Film, TV and the Arts

Film, TV and the Arts

Tuesday 27 September 2011

David Croft, writer of Dad's Army, has died aged 89


David Croft, the creator and writer of many of the BBCs greatest sitcoms including Dad’s Army and Allo! Allo! has died at the age of 89. In a career which spanned five decades, Croft delivered many of the most amusing and brilliant British comedies of the last century.


Born David Sharland, Croft served in the Second World War and started his career as a TV producer. When he met Perry, who was then an actor, they began one of British comedy’s most successful collaborations. Their portrayal of the Home Guard in Dad’s Army was affectionate and respectful, but it also delivered many of the greatest moments ever in television comedy. In a 2004 BBC poll program, Britain’s Best Sitcom, Dad’s Army came fourth, some 36 years after it was first broadcast.
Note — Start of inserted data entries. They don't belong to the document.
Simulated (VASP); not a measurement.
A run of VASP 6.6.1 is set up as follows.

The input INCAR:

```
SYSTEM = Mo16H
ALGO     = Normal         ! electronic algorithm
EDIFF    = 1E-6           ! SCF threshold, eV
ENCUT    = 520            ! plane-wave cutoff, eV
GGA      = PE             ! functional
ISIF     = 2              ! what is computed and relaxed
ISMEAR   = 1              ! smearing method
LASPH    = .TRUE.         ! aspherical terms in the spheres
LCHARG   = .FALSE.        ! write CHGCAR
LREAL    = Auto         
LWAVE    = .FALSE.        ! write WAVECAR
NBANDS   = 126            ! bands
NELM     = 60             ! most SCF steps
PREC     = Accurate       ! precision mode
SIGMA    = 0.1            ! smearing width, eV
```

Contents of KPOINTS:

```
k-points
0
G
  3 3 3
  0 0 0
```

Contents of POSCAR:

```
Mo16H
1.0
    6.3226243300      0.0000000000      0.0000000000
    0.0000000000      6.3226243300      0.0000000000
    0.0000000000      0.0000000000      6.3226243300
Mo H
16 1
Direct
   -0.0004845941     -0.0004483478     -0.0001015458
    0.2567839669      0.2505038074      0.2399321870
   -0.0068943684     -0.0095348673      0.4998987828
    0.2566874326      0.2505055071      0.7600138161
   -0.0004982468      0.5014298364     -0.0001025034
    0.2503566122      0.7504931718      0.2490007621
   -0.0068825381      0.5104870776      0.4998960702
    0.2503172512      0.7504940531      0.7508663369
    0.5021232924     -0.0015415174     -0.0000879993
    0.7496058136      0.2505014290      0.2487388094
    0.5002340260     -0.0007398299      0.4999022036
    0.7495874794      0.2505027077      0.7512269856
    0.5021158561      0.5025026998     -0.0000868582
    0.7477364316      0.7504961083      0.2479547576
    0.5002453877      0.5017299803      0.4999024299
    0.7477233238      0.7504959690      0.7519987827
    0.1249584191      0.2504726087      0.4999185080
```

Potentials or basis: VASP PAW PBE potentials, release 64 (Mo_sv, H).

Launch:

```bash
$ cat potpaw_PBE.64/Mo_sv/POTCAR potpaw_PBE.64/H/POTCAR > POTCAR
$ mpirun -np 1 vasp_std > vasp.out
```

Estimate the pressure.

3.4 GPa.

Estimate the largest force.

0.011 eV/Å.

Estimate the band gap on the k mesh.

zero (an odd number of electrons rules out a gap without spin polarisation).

The pair also went on to make other national favourites such as It Ain’t Half Hot Mum and Hi-de-Hi! His other great writing partnership was with Jeremy Lloyd, and together they wrote Are You Being Served. His final great sitcom was the French resistance farce, Allo! Allo!. The never-ending adventures of café owner, René, as they attempt to hide British airmen and smuggle pictures of “The Befallen Madonna with the Big Boobies”, remain incredibly popular.

Croft’s work was old-fashioned in many ways, but it wasn’t safe. Making a comedy about the Home Guard in the sixties was quite risky, and even the WWII setting of Allo! Allo! was considered inappropriate for a light-hearted farce in the 1980s.


Croft’s CV speaks for itself as a testament to how great a servant of television he was. He brought an incalculable amount of entertainment to Britain and many other countries, and was awarded the OBE in 1978. He was one of the really great men of British television and, without him, British comedy would not be what it is today.